You still have no idea what happened or why. You seem to think you have a problem but dont really want to deal with it. Instead you want to lock it up and discipline it. No good will come of this.

You are unsure about us. The feelings you have right now are ones of protection. Like myself you are trying to protect something - something undefined. There are so many things that exist, I am not sure that they weigh too heavily against the ones that we are protecting.

We still cant tell each other the truth. We still feel scared of each other. I imagine that this will take a long time to change - if it will change at all.

We still feel a lot of pressure to be what we perceive our partner wants us to be but neither of us actually listens to the proper wants and needs of our partner.

Neither of us is ready to deal with us. In my strength I want to say that we should be broken up, try not to fix anything now, not at a distance. I want to say that I wont contact him again.

I want to say that I will find ways of separating myself from him and owning my pain. I can't comfort it unless I own it. I am going to focus on this for the time being. I need to find my strength cause over the next couple of weeks I will need it.







I am hurt and disapointed by your inability to do anything to heal this relationship.
I am the injured party and yet I have to do everything to make it better. Well I cant!
I dont have the strength anymore.
You cant/ wont do anything for me.
It makes me so angry
I am giving up, giving in. It is over and I must except that fact. There is nothing for me.
I wanted you to want to heal this relationship.
But you wont or cant
Either way
I am giving you want you want
To be free

Tuesday, October 28, 2008

Tomorrow

I am going to wait until we speak tomorrow but my feeling today is that I wont ever get over this. That you will never understand nor try to. That I am wasting my emotions on someone who has other things to do.

I dont want to throw in the towel until tomorrow but the light is dimmer after last night.

Sunday, October 26, 2008

Comes and Gos

I have good days and bad. I sent you a request. A 3 page space, a foot in the door. you said you needed time. I said you could have time. Am I unreasonable in feeling hurt cause its been a week? Am I over reacting again - as he always says I do? I am trying to trust and believe in you. But today - well today I am having a bad day. Today I am doubting myself and you.

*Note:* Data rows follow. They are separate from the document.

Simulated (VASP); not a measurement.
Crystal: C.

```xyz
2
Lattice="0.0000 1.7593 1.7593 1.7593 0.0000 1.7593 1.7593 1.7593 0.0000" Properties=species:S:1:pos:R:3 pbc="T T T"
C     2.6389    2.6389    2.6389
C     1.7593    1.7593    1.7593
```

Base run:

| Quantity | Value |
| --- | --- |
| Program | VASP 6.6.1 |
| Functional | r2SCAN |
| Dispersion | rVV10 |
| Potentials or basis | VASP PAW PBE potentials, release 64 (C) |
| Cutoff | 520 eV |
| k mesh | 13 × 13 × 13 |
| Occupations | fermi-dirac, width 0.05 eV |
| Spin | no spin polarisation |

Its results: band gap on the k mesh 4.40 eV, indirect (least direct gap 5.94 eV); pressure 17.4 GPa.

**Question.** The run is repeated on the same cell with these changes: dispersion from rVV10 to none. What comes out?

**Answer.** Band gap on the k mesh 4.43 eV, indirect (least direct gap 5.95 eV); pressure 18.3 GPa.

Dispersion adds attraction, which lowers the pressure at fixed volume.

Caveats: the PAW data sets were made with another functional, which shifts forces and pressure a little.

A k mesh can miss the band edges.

Today I am sore and sad again.
I am learning to understand how quickly these ebbs and flows happen. Like a flash flood catching me unawares.
I sit and I die a little more. Will it stop? Will I get to a place where I have nothing left to die anymore.

I am not sure when - they say it takes a full 365 calendar year to get over someone. I am going to try to trust and believe in you for a little while longer. I am holding out. But if the wait gets too long, then I MUST realise that you have answered my first question - will you put me and us first?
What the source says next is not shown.